Today, the state assigns schools ratings based on academics—STAAR test performance and graduation rate—but Aycock’s bill would create a three-part test of school quality, covering academics, money management and community satisfaction.

That second piece would mean creating one streamlined financial report for school districts. The “community” piece, as defined in the bill, includes programs for fine arts; wellness and physical education; community and parental involvement; workforce development program; and programs for English language learners.

As with the bill’s testing reforms, Aycock said he’s still flexible on the accountability program. “I’m somewhat willing to let local districts say, ‘This is where we need to get to as a community,’ and let them say, ‘How did we do?’”

Aycock’s bill would also strip the wildly unpopular “15 percent rule,” which ties 15 percent of a high school student’s grade to their STAAR test scores. A bill from Sen. Dan Patrick (R-Houston) addressing that issue already sailed through the Senate floor morning.

Somewhere around 100,000 high school students in Texas are off-track to graduate, thanks to the new STAAR requirements—even after two rounds of retakes—which is why Aycock says it’s urgent to find a fix.

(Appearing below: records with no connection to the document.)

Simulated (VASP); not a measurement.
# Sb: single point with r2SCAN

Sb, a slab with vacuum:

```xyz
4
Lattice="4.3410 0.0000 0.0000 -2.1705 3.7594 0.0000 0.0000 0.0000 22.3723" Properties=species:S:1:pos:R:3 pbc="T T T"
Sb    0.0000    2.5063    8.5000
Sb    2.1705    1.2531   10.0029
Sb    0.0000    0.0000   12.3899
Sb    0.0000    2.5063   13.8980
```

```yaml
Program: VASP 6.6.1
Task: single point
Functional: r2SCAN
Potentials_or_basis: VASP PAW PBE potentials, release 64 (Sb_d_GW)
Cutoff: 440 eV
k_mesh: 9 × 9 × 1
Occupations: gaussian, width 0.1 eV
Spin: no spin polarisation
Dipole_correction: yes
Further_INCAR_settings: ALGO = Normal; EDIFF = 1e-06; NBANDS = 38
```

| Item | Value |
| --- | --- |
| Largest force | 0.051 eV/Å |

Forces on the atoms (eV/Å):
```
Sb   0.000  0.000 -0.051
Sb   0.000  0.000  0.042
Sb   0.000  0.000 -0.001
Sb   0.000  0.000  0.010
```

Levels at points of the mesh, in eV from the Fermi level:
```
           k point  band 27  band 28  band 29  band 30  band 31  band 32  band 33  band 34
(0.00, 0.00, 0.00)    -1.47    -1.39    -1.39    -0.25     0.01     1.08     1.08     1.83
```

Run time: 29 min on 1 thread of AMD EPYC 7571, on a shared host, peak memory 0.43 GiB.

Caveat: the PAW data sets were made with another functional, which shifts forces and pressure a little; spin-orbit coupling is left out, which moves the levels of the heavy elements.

He’s far from the only one in the Capitol with a plan—in the Senate, Patrick, Kel Seliger (R-Amarillo) and Leticia Van de Putte have (D-San Antonio) all filed big reform bills too. Mike Villarreal (D-San Antonio) is among the House members with bills that would scale back STAAR testing.

With 11 other authors and co-authors (as of this writing), Aycock is lining up broad support to make sure his bill is the one the House sends to the Senate.